Global Blowout Heating Things Up in "Cool Britannia"

Crac financiero global calienta las cosas en la "flemática Inglaterra"

February 25, 2008 (LPAC)--Great Britain has gotten a lot of mileage out of its "Cool Brittania" marketing campaign over the years, but that image is about to take a big hit as a result of the financial blowout. Financial Times columnist Wolfgang Münchau warned today that the British economy is destined to suffer even more than the U.S., because of its reliance on the financial sector.

"In the next few years, I expect the U.K. economic miracle to be exposed for what it was: an overlong joyride on the back of an overlong asset price bubble. The U.K. economy is about to undergo a downturn at least as large as that of the U.S.--maybe even worse, because of an even more inflated housing market and because the financial sector constitutes a larger share of gross domestic product," wrote Münchau.

He argued that housing prices in Britain might fall 40% peak-to-trough, as many of the foreign buyers "that cool Brittania has attracted" might leave just as quickly as they came, and that "the U.K. financial sector is in no less trouble," in particular because London is the center of the European credit derivatives market. "Perhaps the worst thing will be that working in finance will no longer be regarded as cool, as it has been for the last 15 years. Finance will be once again what economic theory always told us what finance should be: a necessary activity, requiring some technical skills, but rather dull in the absence of bubbles."
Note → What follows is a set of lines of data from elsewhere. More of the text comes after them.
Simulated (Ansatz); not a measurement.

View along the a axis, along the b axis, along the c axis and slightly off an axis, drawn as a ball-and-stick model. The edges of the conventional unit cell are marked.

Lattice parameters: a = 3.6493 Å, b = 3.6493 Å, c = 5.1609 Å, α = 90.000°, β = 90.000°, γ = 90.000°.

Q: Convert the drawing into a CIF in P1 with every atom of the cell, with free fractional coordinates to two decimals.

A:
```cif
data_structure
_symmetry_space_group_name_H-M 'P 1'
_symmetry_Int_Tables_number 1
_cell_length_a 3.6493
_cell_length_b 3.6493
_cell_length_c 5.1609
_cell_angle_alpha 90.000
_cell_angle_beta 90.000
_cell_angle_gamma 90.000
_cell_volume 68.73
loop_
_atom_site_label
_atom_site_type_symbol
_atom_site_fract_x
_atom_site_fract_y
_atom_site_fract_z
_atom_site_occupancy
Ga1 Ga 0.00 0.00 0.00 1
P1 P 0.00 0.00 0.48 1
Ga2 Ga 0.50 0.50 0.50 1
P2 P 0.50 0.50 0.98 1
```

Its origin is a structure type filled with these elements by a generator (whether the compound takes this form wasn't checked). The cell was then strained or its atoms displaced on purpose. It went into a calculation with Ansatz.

Perhaps in the financial centers like the City of London and Wall Street people still believe that these financial parasites are cool, the almost-hero status given in some circles to Jerome Kerviel of Societe Generale suggests that the days of banker coolness have come to an end, replaced with a growing anger at the damage they have wrought.

As for Münchau's warnings of trouble ahead for Britain, they pale in comparison to what is actually in store for the Brutish Empire, as Lyndon LaRouche elaborates in a soon to be published paper, in which he warns that Britain's imperial design is doomed to a very early and ugly end as the fruit of its own imperial guile. No longer being cool, is the least of Britannia's problems.